# [The StatQuest Illustrated Guide to Statistics](https://www.amazon.com/dp/B0GMP7Z9ZL)
## Chapter 06 - Making Decisions and Predictions with Linear Regression!!!

Copyright 2026, Joshua Starmer

In this notebook we'll learn how to...

- Fit a line to data with the `ols()` function.
- Calculate the Sum of the Squared Residuals and $R^2$.
- Generating a Linear Regression Summary with `results.summary()`.
- Calculate a *p*-value for the $R^2$ using the null hypothesis to build a histogram.
- Calculate an *F*-value and corresponding *p*-value using the Sum of the Squared Residuals.

**NOTE:**
This tutorial assumes that you have installed **[Python](https://www.python.org/)** and read Chapter 6 in **[The StatQuest Illustrated Guide to Statistics](https://www.amazon.com/dp/B0GMP7Z9ZL)**.

----

Since we're using Python, the first thing we do is load in some modules that will help us do math and plot graphs.

In [None]:
import numpy as np # to generate random numbers
import pandas as pd # to use DataFrames
import seaborn as sns # to draw a graphs and have them look somewhat nice
import matplotlib.pyplot as plt # give us easy control of the range of values for
                                # the x and y axes.
import statsmodels.formula.api as smf ## to do linear regression with ols()...

# Fitting a line to data with the `ols()` function

If we're going to fit a line to some data, then the first thing we need is some data. In this example, we'll use the dataset illustrated in Chapter 6, which has the number of stores in one column and the revenue in another.

In [None]:
# first, let's put the data into a DataFrame
num_stores = [2, 12, 15]
revenue = [3, 12.5, 7]

data = pd.DataFrame({
    'num_stores': num_stores,
    'revenue': revenue
})

# print out the DataFrame
data

In [None]:
my_plot= sns.scatterplot(x='num_stores', 
                y='revenue', 
                data=data,
                s=300, # scale the size of the points
                color='salmon')  # set the color
plt.xlim(0, 16)
plt.ylim(0, 16)

Now that we've plotted our raw data, let's add a linear regression line to it. This requires two steps. First, we determine the slope and y-axis intercept for the linear regression line and second, we use tthe slope and y-axis intercept to draw a line on the graph.

We'll start by determining the slope and y-axis intercept.

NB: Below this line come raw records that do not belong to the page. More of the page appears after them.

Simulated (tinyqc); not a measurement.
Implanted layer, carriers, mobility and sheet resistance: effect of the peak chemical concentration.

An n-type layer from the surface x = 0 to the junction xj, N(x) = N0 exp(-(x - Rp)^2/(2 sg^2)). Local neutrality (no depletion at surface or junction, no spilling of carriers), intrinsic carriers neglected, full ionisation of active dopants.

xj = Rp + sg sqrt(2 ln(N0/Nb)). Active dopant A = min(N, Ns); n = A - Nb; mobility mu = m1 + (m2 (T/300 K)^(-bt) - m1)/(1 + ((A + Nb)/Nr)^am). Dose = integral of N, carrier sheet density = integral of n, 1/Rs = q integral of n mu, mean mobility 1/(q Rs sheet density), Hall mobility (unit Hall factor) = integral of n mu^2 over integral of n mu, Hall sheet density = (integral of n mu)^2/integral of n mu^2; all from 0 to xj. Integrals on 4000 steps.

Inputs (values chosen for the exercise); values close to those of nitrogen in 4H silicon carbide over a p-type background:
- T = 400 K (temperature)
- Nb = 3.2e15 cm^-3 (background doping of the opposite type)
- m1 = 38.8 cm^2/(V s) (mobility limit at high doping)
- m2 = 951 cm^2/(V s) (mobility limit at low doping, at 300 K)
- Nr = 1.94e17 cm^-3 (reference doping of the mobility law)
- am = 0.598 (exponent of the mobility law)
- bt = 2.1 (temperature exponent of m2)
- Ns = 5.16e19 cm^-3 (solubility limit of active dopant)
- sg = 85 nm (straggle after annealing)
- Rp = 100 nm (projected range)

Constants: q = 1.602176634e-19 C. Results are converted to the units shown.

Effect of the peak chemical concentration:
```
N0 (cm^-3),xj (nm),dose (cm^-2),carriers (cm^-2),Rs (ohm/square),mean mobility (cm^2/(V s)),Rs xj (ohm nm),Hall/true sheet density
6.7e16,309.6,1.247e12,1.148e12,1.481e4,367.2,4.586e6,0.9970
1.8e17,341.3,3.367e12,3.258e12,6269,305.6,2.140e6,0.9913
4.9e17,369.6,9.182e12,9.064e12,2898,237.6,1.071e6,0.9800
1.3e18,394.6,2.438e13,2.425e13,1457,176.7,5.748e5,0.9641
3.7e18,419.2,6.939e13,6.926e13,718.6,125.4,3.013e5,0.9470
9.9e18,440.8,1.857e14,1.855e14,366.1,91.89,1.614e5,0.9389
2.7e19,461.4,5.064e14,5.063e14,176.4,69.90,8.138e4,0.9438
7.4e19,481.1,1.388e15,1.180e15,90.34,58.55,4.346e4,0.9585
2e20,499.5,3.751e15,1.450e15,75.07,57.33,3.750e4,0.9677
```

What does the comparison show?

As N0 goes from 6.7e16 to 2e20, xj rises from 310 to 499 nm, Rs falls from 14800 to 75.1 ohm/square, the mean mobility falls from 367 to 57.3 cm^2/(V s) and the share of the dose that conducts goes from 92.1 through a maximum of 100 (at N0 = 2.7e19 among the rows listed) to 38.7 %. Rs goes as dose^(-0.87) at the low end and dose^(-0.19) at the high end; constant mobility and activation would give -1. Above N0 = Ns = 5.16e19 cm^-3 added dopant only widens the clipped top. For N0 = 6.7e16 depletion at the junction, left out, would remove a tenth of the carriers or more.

**NOTE:** In Python there are a ton of ways to do linear regression to determine the slope and y-axis intercept. One very popular method is with the `LinearRegression()` function that is part of the `scikit-learn` package. However, in these tutorials, we will not use `LinearRegression()` function or many other popular plotting functions, like `regplot()`, because because they don't return basic statistics like $R^2$ and it's *p*-value. In other words, the `LinearRegression()` method is really only intended for people less interested in basic statistics and `regplot()` is only useful for people less interested in the y-axis intercept and the slope that the regression calculates.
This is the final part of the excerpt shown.